RADAM SCHWARTZ, Saxophone Quartet Music

In a fascinating retro-cultural coincidence, the release of veteran organist and renowned educator Radam Schwartz’s unique and fascinating album Saxophonist Quartet Music (featuring his compositions and arrangements) releases just after actor Kevin Bacon returned to the Utah high school where Footloose was shot to mark the iconic film’s 40th anniversary.


It’s doubtful that anyone there heard Schwartz’s punchy, staccato, whimsy filled sax quartet twist on the movie’s classic #1, Grammy nominated hit “Let’s Hear It For The Boy” (which kicks off the winsome collection), but if any of the kids there did, they would be up grooving and dancing as if it were simply an artsier, jazzier take on the Deniece Williams version.

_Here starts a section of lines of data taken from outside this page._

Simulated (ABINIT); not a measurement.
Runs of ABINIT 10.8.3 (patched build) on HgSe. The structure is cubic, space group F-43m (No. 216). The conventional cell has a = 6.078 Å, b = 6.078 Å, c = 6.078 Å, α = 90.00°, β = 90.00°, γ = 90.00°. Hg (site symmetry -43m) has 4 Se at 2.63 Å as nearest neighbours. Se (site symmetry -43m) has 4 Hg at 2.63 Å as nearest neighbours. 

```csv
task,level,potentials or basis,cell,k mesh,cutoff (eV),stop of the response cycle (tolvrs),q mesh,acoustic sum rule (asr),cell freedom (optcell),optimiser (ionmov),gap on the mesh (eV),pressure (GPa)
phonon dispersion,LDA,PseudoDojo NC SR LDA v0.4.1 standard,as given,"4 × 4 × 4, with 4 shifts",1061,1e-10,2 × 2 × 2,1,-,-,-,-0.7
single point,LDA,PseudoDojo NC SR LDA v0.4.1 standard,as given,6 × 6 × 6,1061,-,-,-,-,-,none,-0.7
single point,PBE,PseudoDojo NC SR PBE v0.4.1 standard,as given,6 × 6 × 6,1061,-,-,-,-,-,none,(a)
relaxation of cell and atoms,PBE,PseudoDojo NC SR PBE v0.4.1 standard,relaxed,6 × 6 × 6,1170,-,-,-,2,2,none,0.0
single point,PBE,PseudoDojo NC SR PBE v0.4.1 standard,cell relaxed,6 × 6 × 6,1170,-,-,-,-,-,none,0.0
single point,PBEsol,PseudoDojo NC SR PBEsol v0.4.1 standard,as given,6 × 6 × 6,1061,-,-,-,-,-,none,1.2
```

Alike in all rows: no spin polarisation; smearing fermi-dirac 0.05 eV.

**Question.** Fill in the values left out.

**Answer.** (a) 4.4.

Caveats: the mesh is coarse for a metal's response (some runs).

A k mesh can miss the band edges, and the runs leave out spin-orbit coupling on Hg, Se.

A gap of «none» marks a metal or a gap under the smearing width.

Though best known as for his decades of organ bravura with everyone from Arthur Prysock, David “Fathead Newman” and Al Hibbler, Schwartz played sax back in high school and clearly still has an affinity for the vast melodic, harmonic and percussive potential instrument – or four (soprano, alto, tenor, baritone) as the case may be here. An influential jazz educator long dedicated to nurturing the talents of up and comers, Schwartz’s five originals and arrangements of three outside songs (including “With These Hands” and Kurt Weill and Ira Gershwin’s “My Ship”) are designed as showcases for three of his most talented former students from the Jazz Institute of New Jersey – Marcus G. Miller (soprano), Irwin Hall (alto) and Anthony Ware (tenor). Schwartz’s friend Max Schweiger (baritone) rounds out the incredibly intuitive, inventive and seamless quartet.


Highlights among the originals include the quirky, quick paced and charmingly adventurous “Sway In Rincon” (ode to a beautiful town on the West Coast of Puerto Rico); the exotic, Latin fired and exciting, high spirited “The Ancients,” which highlights the harmonic magic of the four horns while giving Hall a colorful solo spotlight; and the vibrant, life affirming celebration “As Long As You’re Remembered,” inspired by a West African proverb about leaving a legacy.